Donald Trump is sending one of his most influential surrogates to shore up his support in Georgia.
With polls showing Trump ahead of Hillary Clinton by a razor-thin margin, Ivanka Trump will stump for her father in Marietta on Wednesday evening. She and her sister Tiffany Trump will attend a 4:20 p.m. event at the Cobb County GOP headquarters and a "roundtable of working women" at a nearby State Farm branch at 5:50 p.m.
A mother and an entrepreneur, Ivanka Trump has become her father's unofficial liaison to women. And she has her work cut out in Georgia, where Democrats hope wavering women could help the state turn blue for the first time since 1992.

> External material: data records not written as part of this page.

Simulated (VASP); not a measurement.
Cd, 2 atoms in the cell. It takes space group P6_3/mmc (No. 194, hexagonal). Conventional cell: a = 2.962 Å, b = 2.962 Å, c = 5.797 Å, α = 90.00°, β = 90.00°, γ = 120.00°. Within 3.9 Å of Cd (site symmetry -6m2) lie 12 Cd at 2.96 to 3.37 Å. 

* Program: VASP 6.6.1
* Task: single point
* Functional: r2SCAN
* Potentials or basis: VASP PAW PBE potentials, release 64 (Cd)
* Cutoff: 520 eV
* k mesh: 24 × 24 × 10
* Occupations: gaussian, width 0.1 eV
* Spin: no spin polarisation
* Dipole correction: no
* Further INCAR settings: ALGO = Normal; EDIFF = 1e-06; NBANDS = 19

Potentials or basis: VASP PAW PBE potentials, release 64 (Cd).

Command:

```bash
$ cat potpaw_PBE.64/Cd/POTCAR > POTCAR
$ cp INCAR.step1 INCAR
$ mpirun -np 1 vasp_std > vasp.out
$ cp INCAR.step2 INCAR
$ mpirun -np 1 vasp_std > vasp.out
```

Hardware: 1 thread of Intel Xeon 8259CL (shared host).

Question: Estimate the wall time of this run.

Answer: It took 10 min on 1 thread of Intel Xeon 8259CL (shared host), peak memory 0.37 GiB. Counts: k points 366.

An Atlanta Journal-Constitution poll conducted last week gives Trump a 44-42 lead in the state thanks to a hefty advantage among men. But the New York businessman trails among women 48-37, and some voters say they're still haunted by his claims of groping women and the string of sexual assault accusations that he's denied.
Clinton, meanwhile, trails the Republican by a 50-35 margin among men. Some 64 percent of women have an unfavorable view of Trump, while 66 percent of men have a negative perception of Clinton.
Ivanka Trump has been deployed by the campaign to try to pitch voters on her father's commitment to gender equality. And ever since her speech at the Republican National Convention, she has also tried to promote his policies that have her stamp of approval, including a child-care policy the campaign says she influenced.
But she could also face a backlash from her prominent role in the campaign. Her father's critics have launched a #GrabYourWallets campaign to urge shoppers to boycott her clothing line in response to the nominee's talk of groping women.
Ivanka Trump is the latest in a string of high-profile Republicans who have come to Georgia to provide backup for the GOP nominee. Donald Trump Jr. hosted a pair of fundraisers in Georgia for his dad this month, and vice presidential nominee Mike Pence made a two-day unity trek through the state in August.
Clinton's camp has sent several heavy hitters to Georgia, too, in recent weeks to raise cash for her presidential bid. But while Clinton has ratcheted up her efforts in reliably conservative Arizona and poured money into other GOP-leaning states with close Senate races, her red-state push has largely bypassed Georgia.